Sam – Thanks for the comment and the link! 🙂
Trish – I think you exceed expectations regardless because you are awesome! 🙂
Eric – Wow! That’s a lot of great info, thanks! Can I get you to write my posts for me? I’ll sound smart then.
Shauna – great post, in fact I wrote a scarily similar one the other day: http://bluesky-pr.net/blog/employment/ageism/ It is frustrating, but as you said yourself, taking pride in yourself and proving people wrong is the best solution!
In “the biz,” we call this phenomenon internalized oppression, and it works on basically everyone who is mischaracterized by stereotypes because of who they are. Extroverted Asian-Americans get quieter, bold women take on submissive qualities (to be more “ladylike” … barf), emotionally intelligent men get TOUGHER, relationship-minded gay men sow way more wild oats than they even want to, and on and on and on.

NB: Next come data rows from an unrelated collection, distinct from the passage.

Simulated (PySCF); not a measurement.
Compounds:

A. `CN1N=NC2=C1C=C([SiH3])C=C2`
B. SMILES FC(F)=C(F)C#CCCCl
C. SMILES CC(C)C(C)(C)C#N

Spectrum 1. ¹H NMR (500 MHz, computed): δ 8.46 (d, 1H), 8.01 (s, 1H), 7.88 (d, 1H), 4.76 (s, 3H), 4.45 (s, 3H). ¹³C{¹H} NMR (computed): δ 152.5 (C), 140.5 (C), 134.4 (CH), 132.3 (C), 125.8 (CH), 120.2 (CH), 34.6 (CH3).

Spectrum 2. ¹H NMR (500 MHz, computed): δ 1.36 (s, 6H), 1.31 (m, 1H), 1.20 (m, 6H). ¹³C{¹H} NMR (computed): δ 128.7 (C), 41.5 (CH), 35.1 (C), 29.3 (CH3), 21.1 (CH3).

I think as humans (particularly American humans), we really want to be seen – and if people aren’t seeing us the way we really are, the cognitive dissonance is tough to deal with. And many of us are so hung up on it that we become who they think we are, rather than focus on who we really are. We all need to “let go” of what other people “see” when they look at us – but it’s not easy.
Of course, what’s just as important (and just as difficult) is trying to SEE others for who THEY really are, beyond the stereotypes that we’re familiar with, even when (especially when) they’re acting in accordance with those stereotypes. That could very well be the internalized oppression we’re seeing, and not the real person.
You bring up a great point when you say to take advantage of people underestimating you. Believe it or not, I still have people think I’m younger than I am so they seem to be surprised when I have a certain amount of experience. It’s actually fun because when that happens it is easier to really exceed all expectations. Great post!